Prior to civil rights, and the advent of many laws protecting groups from discrimmination signs like these were common. Establishments had the right to refuse service to anyone based on what they were. What is seems like some want is for this to be tolerated AND for there to be no consequences to their business as a result. In affect "tolerance" hides this from the public perception. Some states attempted legislation that would allow a business to refuse service based on religious convicton. Legislators attempted to add an amendment requiring them to post a sign. The amendment was struck off. Basically then, a homosexual couple might go to a restaurant and face a humiliating denial of service. If the emotion was wide spread then - like Condaleeza Rice's family, they might have to map out a checkerboard of hotels across the country that might serve them, eat their meals outside, sleep in the car. Who's rights are being impinged on - all without scrutiny because "tolerance" prevents a public outcry?
Should business' be allowed to refuse admittence to Jews without consequence?

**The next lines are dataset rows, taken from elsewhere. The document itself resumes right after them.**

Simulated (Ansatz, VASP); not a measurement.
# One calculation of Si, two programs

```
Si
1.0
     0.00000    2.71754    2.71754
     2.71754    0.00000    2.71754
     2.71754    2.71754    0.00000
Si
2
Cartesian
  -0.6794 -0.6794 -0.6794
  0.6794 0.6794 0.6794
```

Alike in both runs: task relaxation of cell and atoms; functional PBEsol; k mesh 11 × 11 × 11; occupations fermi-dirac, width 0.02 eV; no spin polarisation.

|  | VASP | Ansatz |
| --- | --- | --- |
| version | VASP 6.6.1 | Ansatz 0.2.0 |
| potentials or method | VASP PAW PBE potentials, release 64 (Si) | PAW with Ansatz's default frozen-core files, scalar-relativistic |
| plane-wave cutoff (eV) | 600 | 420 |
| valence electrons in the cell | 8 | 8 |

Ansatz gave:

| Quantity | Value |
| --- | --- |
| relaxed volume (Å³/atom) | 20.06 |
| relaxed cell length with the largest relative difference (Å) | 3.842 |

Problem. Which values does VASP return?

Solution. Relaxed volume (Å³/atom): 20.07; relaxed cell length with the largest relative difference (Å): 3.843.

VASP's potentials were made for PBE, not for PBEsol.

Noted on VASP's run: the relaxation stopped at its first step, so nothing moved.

Should business' refuse to provide a hotel room for blacks with out consequence?
This is where we used to be - why do we want to go back to it?
I refuse to accept that not wanting to provide an 'offensive' product just because it seems no different than any other product, or attending an 'offensive' event in order to provide the product is the same thing as refusing to sell products or services one normally sells.
We will just have to disagree on that.
Not sure I understand what you mean?